Also, it's useful to make similar studies of competing
packages either written in Python or in some other langauge.

I couldn't agree more.

Geremy Condra
 
G

geremy condra

I was as well, being one of them :)

Misunderstanding: 2, Me: 0... moving on ;)

How interested are you in a C port of graphine? I haven't had
any specific requests for it, but if its something you need I
can shuffle it towards the top of the to do pile.

Geremy Condra
 
G

geremy condra

There are two main reasons for a C implementation:

 1. performance

 2. memory footprint

These are important when using graphs with lots of nodes or
when using lots of graphs or operations on graphs in tight
loops.

However, to get such a new type into the core, you need to start
a PEP process and hash out the API some more, esp. with respect
to integration with the other core types, such as dictionaries
and lists of tuples for both creation and as alternative
representation.

I'm happy to start the PEP process, but will need some
guidance, as I've never written a PEP before.
Some other comments (in no particular order):

 * the "name" default of using id(node) is not ideal, since
  id(node) will return the address of the object and that
  can be subject to reuse within the lifetime of the process;
  using a global (thread-safe) counter would be safer

Good idea. I'm going to start a branch on the repo to
handle the changes you mention.
 * Graph.__init__ should be able to take a list or set
  of nodes and edges as initializer

The format of this will need to be thought all the way
through before being implemented. To date, we haven't
come up with anything completely satisfactory, but
AFAIK everybody involved is still open to suggestions
on this.
 * Graph.__setitem__ could be mapped to .add_node() for
  convenience

This may be a question of playing around with it. ATM I'm
not sold on the idea, but I'll implement it and see how it
turns out in practice.
 * Graph.__length__ could be mapped to .size() for
  convenience

We decided not to do this due to the ambiguity between
whether .size() or .order() was the intended operation,
and looking back I'm not sure that was entirely unjustified.
Do you see there being any confusion on that score?
 * Graph.__iter__ could be mapped to an iterator using
  the fastest traversal method for the graph nodes
  (ie. order does not matter, it's only important that
  all nodes are found as fast as possible)

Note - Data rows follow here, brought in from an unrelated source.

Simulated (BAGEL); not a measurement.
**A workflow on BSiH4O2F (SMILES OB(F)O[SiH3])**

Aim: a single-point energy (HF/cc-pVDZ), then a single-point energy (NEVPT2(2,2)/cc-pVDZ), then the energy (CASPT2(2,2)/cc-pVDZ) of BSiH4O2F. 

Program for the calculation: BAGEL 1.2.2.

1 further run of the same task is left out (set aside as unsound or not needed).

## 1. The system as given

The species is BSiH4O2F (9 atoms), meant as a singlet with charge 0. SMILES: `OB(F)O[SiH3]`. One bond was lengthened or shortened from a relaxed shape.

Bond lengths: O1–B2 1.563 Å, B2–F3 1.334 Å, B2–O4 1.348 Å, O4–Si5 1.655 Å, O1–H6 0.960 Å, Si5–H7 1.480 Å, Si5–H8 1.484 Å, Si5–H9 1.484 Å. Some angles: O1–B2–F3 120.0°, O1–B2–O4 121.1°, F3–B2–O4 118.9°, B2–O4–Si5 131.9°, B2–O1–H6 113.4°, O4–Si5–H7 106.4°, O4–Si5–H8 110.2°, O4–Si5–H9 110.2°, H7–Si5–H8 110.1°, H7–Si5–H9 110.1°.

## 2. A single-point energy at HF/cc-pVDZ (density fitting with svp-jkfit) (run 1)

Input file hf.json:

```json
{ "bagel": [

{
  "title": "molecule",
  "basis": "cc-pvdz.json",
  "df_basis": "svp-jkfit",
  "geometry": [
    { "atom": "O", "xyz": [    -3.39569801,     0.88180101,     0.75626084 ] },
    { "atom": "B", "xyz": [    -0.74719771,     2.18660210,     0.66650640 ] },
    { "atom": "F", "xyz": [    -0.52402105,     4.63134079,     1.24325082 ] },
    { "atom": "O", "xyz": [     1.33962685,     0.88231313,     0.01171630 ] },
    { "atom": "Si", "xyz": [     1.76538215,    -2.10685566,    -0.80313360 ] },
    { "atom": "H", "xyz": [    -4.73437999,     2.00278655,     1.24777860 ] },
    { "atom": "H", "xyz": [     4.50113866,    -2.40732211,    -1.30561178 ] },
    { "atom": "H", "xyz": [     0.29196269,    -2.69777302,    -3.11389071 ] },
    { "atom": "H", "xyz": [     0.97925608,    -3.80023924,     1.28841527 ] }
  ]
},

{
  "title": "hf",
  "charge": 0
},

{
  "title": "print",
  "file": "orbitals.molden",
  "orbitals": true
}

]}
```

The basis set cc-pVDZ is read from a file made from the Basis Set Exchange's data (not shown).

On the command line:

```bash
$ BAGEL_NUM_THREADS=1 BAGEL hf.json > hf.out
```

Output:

Again, it seems ambiguous as to whether nodes or
edges are the intended target here, and while the
API can obviously dictate that, it seems a bit like
a case of "in the face of ambiguity, refuse the
temptation to guess" to me.
 * Graph could also benefit from some bulk update methods,
  e.g. to update weights on all edges or nodes by passing
  in a dictionary mapping names to attribute values

Sounds good. Again, the format will need some careful
thought, but you're right that this would improve it
greatly.
 * Graph could benefit from some bulk query methods,
  such as .get_node_attributes() and .add_edges().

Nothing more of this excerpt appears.